Cisco set to acquires Isovalent, a cloud-native security and networking startup. The companies did not share the purchase price.
Isovalent has helped develop eBPF, a key open source technology that gives developers deep insight into the operating system layer, typically Linux, but also Windows, while Cilium, another open source project created by the startup, gives visibility into cloud native applications. Tetragon is the company’s open source security visibility component.
It’s worth noting that Cilium is the default connectivity and security piece for Google Kubernetes Engine, Google Anthos and Amazon EKS Anywhere. It’s also being used in a who’s who of large enterprises including Adobe, Bell Canada, Capital One, Datadog, Palantir, IKEA and Sky.
It’s always tricky when a large company buys a startup built on popular open source projects like this and it could potentially cause consternation in both the community and the large companies who have come to depend on this software. Isovalent has key roles at the Cloud Native Computing Foundation (CNCF) and eBPF Foundation, where they are also big code contributors. But Gillis says it’s in the best interest of everyone that the open source pieces thrive as a standard going forward.

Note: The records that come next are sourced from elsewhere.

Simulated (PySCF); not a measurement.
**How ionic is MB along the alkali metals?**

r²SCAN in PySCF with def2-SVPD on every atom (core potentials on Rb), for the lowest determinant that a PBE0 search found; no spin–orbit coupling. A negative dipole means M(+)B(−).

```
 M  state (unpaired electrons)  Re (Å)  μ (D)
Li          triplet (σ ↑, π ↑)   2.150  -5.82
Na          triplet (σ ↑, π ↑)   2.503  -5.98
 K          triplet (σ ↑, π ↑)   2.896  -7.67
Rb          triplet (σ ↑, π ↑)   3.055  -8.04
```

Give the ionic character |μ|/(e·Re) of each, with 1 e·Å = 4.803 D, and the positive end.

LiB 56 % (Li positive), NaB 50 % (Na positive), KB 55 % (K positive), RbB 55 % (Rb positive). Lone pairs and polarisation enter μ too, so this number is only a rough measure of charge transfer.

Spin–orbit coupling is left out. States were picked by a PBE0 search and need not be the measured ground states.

Cisco was familiar with the company, even before today’s announcement, having participated in the company’s $29 million Series A at the end of 2020. The startup added a $40 million Series B in 2022 with Cisco also participating along with other strategic investors including Microsoft, Google and Grafana Labs.
Cisco has been extremely acquisitive this year, with this representing the eleventh acquisition by the company, the fifth related to security. The biggest of the bunch by far was the $28 billion Splunk deal announced in September.
This deal is expected to close some time in the second quarter next year.